The CO2 concentration within the flue gas output from the at least one PGTE 6 and/or from the acid gas removal unit 10 can be relatively low for purposes of CO2 capture. For example, there can be a CO2 concentration of 15 vol % CO2 in the flue gas, a CO2 concentration in the range of 15 vol % to 75 vol % CO2 in the flue gas, or a CO2 concentration in the range of 10 vol % to 75 vol % CO2 in the flue gas. In some applications, the CO2 in the flue gas can be a CO2 concentration in the 10 vol % to 20 vol % range, or 12 vol % to 25 vol % range or be greater than the vol % range, for example.

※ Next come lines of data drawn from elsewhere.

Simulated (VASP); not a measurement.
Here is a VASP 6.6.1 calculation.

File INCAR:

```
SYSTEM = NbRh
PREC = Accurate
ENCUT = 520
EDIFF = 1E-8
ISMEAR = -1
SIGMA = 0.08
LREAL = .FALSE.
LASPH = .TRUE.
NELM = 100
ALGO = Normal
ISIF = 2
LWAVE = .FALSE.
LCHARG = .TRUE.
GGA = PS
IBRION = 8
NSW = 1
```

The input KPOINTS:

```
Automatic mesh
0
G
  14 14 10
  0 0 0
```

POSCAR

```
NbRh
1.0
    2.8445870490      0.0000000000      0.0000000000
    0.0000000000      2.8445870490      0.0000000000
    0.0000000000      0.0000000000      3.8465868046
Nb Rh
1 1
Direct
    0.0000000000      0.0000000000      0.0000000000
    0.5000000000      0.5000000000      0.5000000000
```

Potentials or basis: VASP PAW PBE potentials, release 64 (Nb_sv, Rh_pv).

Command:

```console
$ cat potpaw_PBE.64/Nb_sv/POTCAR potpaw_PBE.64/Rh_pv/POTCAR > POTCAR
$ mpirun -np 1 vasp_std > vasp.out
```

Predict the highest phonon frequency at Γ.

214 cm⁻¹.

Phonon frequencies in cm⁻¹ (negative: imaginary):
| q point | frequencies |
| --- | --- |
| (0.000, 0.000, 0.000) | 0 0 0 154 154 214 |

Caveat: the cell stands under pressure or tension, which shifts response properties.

The flue gas output from the one or more heat exchangers 9 or acid gas removal unit 10 can be subsequently processed for CO2 capture. In the embodiments of FIGS. 1 and 2, the flue gas output from the one or more heat exchangers 9 or acid gas removal unit 10 can be split into at least a first portion and a second portion. The first portion of the flue gas can be passed to a CO₂ capture unit 15 for CO₂ capture and a second portion of the flue gas can be passed to at least one condenser 11a of a CO₂ liquefaction system 11 for condensing of CO₂ of the flue gas of the second portion of the flue gas to form a liquid CO₂ stream. Non-condensed vapor output from the at least one condenser 11a can be passed to a stack 19 for emission to atmosphere via the vapor conduit 11b. A fan 20 can be connected to a non-condensed vapor conduit 11b connected between the stack 19 and the one or more condensers 11a to help facilitate the flow of the non-condensed vapor output from the at least one condenser 11a to the stack 19. The liquid CO₂ that is output from the one or more condensers 11a can be fed to a pipeline for transport or can be fed to a vessel for storage and subsequent transport or for storage for sequestration.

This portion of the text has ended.